DIY Kid’s Thor Costume Using Dollar Tree Props: Part 1 - Weapons

5 Materials
$1
2 Hours
Easy

I enjoy making costumes for my children, so I love it when I can find an inexpensive base for a costume that only needs simple modification. My son wants to be Thor for Halloween this year, so I bought a few of the kid’s props from Dollar Tree to make his costume.


This part 1 will show you how I made Stormbreaker, but you can easily adapt the tutorial to make his hammer (Mjolnir) instead. And of course, this method can be used for many other props!

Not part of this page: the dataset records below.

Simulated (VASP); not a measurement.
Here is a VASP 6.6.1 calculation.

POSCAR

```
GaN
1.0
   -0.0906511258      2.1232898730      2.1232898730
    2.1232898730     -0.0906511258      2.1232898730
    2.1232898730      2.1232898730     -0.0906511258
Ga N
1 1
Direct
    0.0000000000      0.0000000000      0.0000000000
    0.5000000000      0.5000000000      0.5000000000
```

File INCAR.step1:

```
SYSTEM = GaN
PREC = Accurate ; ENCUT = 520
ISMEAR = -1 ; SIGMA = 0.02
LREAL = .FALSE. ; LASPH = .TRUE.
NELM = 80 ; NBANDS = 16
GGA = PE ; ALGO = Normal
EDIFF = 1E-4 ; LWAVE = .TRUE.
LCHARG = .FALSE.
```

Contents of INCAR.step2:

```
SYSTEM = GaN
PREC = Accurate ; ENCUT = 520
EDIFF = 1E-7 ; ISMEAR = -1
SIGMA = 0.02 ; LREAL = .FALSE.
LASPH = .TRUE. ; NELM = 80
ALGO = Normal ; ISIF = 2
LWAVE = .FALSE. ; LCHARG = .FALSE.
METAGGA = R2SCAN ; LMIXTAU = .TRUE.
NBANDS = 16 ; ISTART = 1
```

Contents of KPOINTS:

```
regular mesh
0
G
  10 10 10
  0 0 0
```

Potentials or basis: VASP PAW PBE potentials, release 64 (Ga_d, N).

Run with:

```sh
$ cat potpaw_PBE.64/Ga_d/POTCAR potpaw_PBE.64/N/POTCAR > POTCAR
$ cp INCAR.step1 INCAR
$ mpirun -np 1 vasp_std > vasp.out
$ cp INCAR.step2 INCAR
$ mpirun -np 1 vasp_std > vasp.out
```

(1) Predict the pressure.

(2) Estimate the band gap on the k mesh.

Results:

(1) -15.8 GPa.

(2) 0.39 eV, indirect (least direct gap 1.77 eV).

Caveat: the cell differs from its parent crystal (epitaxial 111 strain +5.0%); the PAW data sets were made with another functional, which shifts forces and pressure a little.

The only thing I had to buy specifically for this part of the project was the axe from Dollar Tree, so my cost was only $1. Obviously if you don’t have some of these supplies, you will have to spend more, but they are mostly all staples of a craft stash.


You can find part 2 where I made the rest of the costume here: https://www.hometalk.com/diy/-43948027

Here are the pieces I bought at Dollar Tree. I forgot to take a picture of the axe before starting, but all I have done to it so far is spray paint the handle black to cover the metallic blue that it was. **I recommend waiting to paint until you have finished modifying the head. Paper mache gets messy, and chunks of the paint came off with my sticky glue hands and I had to repaint it anyway.**


I also used some scrap foam, newspaper and glue for paper mache, paint (silvers, and brown are necessary) and yarn and/or twine.

Next, I traced the current axe head, then drew out how I wanted to modify it into Stormbreaker. I decided not to modify the shape of the blade side, but if I were to do this again, I would probably cut the current head off and make and entire new one from scratch. This would have probably been easier to begin with.

**If you want to make the hammer instead, you can continue the tutorial, just adjust your template to copy the hammer head shape instead.**

I used my drawing from above as a template and cut out chunks to make the back of Stormbreaker out of foam insulation that I had leftover from another project. I traced the shape of the existing axe into the foam to be carved out.

Using my rotary tool, I carved out a spot for the axe to sit inside of the foam. Because I wanted the back to wedge outwards, I used scrap pieces between the two sides.


**If you don’t have a rotary tool, you can also use a pumpkin carving kit.**

Here is a side view to show you what I mean.

I used hot glue to attach all the pieces together. Depending on the foam you use, hot glue may not work and you will have to find another suitable glue.


After everything was glued, I used a sharp sedated knife to cut some of the designs into the foam and to refine the shape.

Next came a later of paper mache to cover the whole thing. I used watered down school glue with small pieces of newspaper.

Time to dry! I propped it up on the work bench with something heavy sitting on the end of the handle.

When the glue was dry, I lightly sanded it, then painted it with a flat black followed by a brushed nickel spray paint. I also used some brown acrylic paint for the handle.

Using a pencil, I drew some of the designs on.

When I got the designs how I liked them, I traced them with a black super fine permanent marker, then lightly painting over everything with a metallic zinc acrylic paint. This softened the black market a bit and added some dimension to the metal color by having two different shades.

For a finishing touch, I wrapped and glued some twine around the head and some black yarn around the handle to make it look more like the movie version. I also painted the twine with the same brown as the handle. Finally, I gave it all a light coat of clear protective spray, because after all, this is for a kid to play with, and I don’t want the paint to chip!